The Committee notes the information provided by the Government, which answers the points raised in its previous direct request and has no further matters to raise in this regard.

Direct Request (CEACR) - adopted 2014, published 104th ILC session (2015)

Article 6 of the Convention. Time limits for protected claims. With reference to its previous comment, the Committee notes the Government’s explanation that workers’ claims arising out of the employer’s bankruptcy or insolvency are granted preferential treatment. The Government adds that, in accordance with section 210 of the Labour Code, a worker may claim unpaid wages from the employer for two years, after which time limit the claim is prescribed. In this regard, the Committee recalls that Article 6 of the Convention protects, by a privilege, worker’s claims for wages for a prescribed period, holiday pay due, and the amounts due for other types of paid absence or severance pay. Section 210 of the Labour Code, to which the Government refers in its report, concerns a prescription period for claims and does not address the requirements of this Article of the Convention. The Committee requests the Government to indicate measures taken or envisaged to give full effect to this provision of the Convention.

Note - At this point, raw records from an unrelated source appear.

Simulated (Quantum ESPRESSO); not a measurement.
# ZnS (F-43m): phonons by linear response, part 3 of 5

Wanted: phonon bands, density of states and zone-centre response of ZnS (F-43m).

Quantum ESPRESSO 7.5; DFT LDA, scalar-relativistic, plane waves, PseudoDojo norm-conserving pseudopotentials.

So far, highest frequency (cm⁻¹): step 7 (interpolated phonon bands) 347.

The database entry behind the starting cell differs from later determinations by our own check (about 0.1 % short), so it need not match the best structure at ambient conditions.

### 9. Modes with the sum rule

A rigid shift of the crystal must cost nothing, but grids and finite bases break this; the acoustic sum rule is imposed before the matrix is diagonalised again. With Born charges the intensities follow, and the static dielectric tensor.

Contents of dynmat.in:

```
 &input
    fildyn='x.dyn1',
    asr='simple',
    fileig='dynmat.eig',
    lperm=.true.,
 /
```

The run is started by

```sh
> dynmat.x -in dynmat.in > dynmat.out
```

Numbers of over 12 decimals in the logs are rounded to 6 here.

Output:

Direct Request (CEACR) - adopted 2012, published 102nd ILC session (2013)

The Committee notes with regret that the Government’s report has not been received. It hopes that a report will be supplied for examination by the Committee at its next session and that it will contain full information on the matters raised in its previous direct request, which read as follows:
Repetition
Article 6 of the Convention. Time limits of protected claims. The Committee understands that in the absence of any specific reference to a prescribed period of service, workers’ claims arising out of the employer’s bankruptcy or insolvency are granted preferential treatment without any time limitation other than the two-year prescription period set out in section 210 of the Labour Code of 2008 for all wage claims. It requests the Government to clarify the situation of national law and practice on this point.
Article 7(1). Monetary limits of protected claims. The Committee notes the Government’s indication that the unattachable part of the worker’s wage is defined in the same manner in the private and public sectors and that it equals two-thirds of the wage. The Committee notes, however, that the national legislation seems to apply different attachment ceilings to different portions of wages, ranging from one third for the lowest wage portion to one half for the highest portion. Decree No. 2008-741 of 17 November 2008, for instance, provides for such a system of progressive limits commensurate to income levels. The Committee would therefore appreciate receiving additional clarifications in this respect.
Article 8(1). Rank of privilege. The Committee notes that section 203 of the Labour Code expressly provides that workers’ claims are given a higher rank than all other privileged claims, including those of the State and the social security system, thus adding clarity and giving full effect to the requirement of this Article of the Convention.
Part IV of the report form. Practical application. The Committee would be grateful if the Government would provide general information on the application of the Convention in practice.

Direct Request (CEACR) - adopted 2011, published 101st ILC session (2012)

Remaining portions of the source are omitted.